The intro manga has Youichi and gang following up a school rumor of a big stone hidden behind a Shinto shrine building near the school. Mami says that she’s heard a related story – about ghosts that haunt the area around the shrine. Now frightened, Youichi notices a button in the middle of the stone and pushes it. Everyone jumps back when the stone splits open – revealing Study Bell. The manga wraps up with Merrino’s butler, Angora, stepping out of the room behind Study Bell. The butler tells the kids that he had to return to Sheep Planet, and discovered a worm hole that connects his parent’s room on the Sheep Planet to Earth via the Shinto shrine rock. He introduces his parents to the kids, but they’re disappointed that their original discovery turned out to be a failure. The next day, Mami jolts upright in class, realizing that the existence of a worm hole is also pretty cool.


The main manga is by Setsuko Yoneyama (Absorb; Ability, Majyo Rin, Record of the Lodoss War: Deedlit’s Tale) this time. The images of the older Heinrich do come relatively close to existing photos, but that for him as a child, and all of those for Sophia, are pure cartoon. Setsuko does a pretty good job on the background art, though. The story is laid out a bit differently this time, in that Heinrich narrates the entire thing in first-person.

It starts out with Schliemann introducing himself and immediately going into a flashback. At age 8, he received a history book as a present from his father. Looking at the pictures, he notices that at least one of them matches up with another history book he read, and he announces that Troy is real and that he’ll find it. He’s passed on to an uncle who reads a dissertation paper he wrote, and decides to allow him to attend school. But, his father gets accused of embezzlement, the family goes broke, and he has to quit school. To raise money for the family, he starts working at age 14, but pushes himself too hard and starts coughing up blood. Unable to work, he’s fired. He finds a job on a ship heading to South America, but it sinks in a gale and he washes up in the Netherlands. There, he gets a job in a trading company. But it isn’t until about age 22 when he’s sent to St. Petersburg that he finally has time to study languages at night for his own purposes. He jumps over huge blocks of his life until deciding he has enough money to pursue his dream of finding Troy. He goes to Paris, studies at the Sorbonne, then goes to Anatolia with some history and mythology books. Based on the descriptions in Homer’s works, he settles on Hissarlik as the most obvious place for the Troy ruins. He hires some men, is joined on the dig by his new wife Sophia, has some difficulties with the Turkish government, but within a fairly short time uncovers a drinking cup that leads to the rest of the Priam Treasure lode. The story ends with Heinrich telling Sophia to wear the Priam gold headdress and jewelry, and the narration talks about his finally being able to achieve the dream that he held so close to his heart ever since childhood.

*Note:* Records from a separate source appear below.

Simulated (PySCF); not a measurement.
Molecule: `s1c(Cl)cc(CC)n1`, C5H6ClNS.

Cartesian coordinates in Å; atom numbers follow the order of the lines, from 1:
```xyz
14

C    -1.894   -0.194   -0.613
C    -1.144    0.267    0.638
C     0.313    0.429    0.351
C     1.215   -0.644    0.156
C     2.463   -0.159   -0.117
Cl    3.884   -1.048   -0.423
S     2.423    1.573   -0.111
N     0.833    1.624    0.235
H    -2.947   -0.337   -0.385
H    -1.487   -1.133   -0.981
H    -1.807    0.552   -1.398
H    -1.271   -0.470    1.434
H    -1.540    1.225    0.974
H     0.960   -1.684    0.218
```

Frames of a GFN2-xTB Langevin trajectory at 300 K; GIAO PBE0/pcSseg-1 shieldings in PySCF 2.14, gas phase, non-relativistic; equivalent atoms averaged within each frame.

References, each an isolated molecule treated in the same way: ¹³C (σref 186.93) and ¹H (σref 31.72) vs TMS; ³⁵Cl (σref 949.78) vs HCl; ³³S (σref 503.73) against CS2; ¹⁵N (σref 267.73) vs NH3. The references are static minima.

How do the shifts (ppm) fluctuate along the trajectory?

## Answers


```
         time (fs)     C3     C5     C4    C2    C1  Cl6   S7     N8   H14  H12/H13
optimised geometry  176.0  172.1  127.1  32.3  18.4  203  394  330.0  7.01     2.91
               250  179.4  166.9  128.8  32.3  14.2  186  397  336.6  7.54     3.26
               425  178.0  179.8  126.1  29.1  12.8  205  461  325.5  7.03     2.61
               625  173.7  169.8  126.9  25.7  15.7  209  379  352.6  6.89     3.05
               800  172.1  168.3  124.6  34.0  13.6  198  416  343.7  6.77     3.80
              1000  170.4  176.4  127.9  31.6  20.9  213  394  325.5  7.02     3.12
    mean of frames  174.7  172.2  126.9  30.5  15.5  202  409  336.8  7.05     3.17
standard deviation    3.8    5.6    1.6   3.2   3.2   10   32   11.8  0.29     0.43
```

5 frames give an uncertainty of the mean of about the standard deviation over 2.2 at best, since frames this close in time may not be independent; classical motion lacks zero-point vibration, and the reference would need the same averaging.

The textbook section goes into more detail regarding Schliemann’s upbringing, marriage to and divorce from Ekaterina, and his travels to India, China, Japan and the U.S. Sidebars describe his methods for learning new languages within a few months, information on Sophia, a mention of Arthur Evans’ discovery of Knossos, and the fact that Schliemann actually dug too far (to Troy 2) and overshot the section of Troy that dates to the Trojan War (Troy 7). The last 2 pages describe other famous historical ruins that maintain some level of mystery – Machu Picchu, Pompeii, Mohenjo-daro, the Mausoleum of the First Qin Emperor (which is surrounded by the Terracotta Army, Easter Island and Great Zimbabwe. Naturally, we also get the 2 postcards.

I know virtually nothing about the discovery of Troy, so I have to take both sources at face value. The Famous People mook treats Heinrich as a romantic dreamer that overcomes great odds to finally achieve on his own a dream that he’s had from childhood, and it includes the incident where a drunk sailor singing about Troy reminds him of that dream. The wiki entry pretty much rips that story apart, saying that the drunk sailor was probably something Heinrich fabricated, and that he’d gotten much of his start in finding Troy from Calvert (who’s not mentioned in the mook at all). The main manga ignores Ekaterina, and Schliemann’s semi-criminal activities in Sacramento and Turkey, although the textbook section does mention some of this in passing. As always, the primary attractions for me in the Famous People series are the photos and historical drawings in the textbook section, and this mook is no exception. I’d never heard of Mohenjo-daro or Great Zimbabe before, so reading about them now is pretty interesting. But, if you want a factual write-up on Schliemann, you’re better off finding a verified account from the library.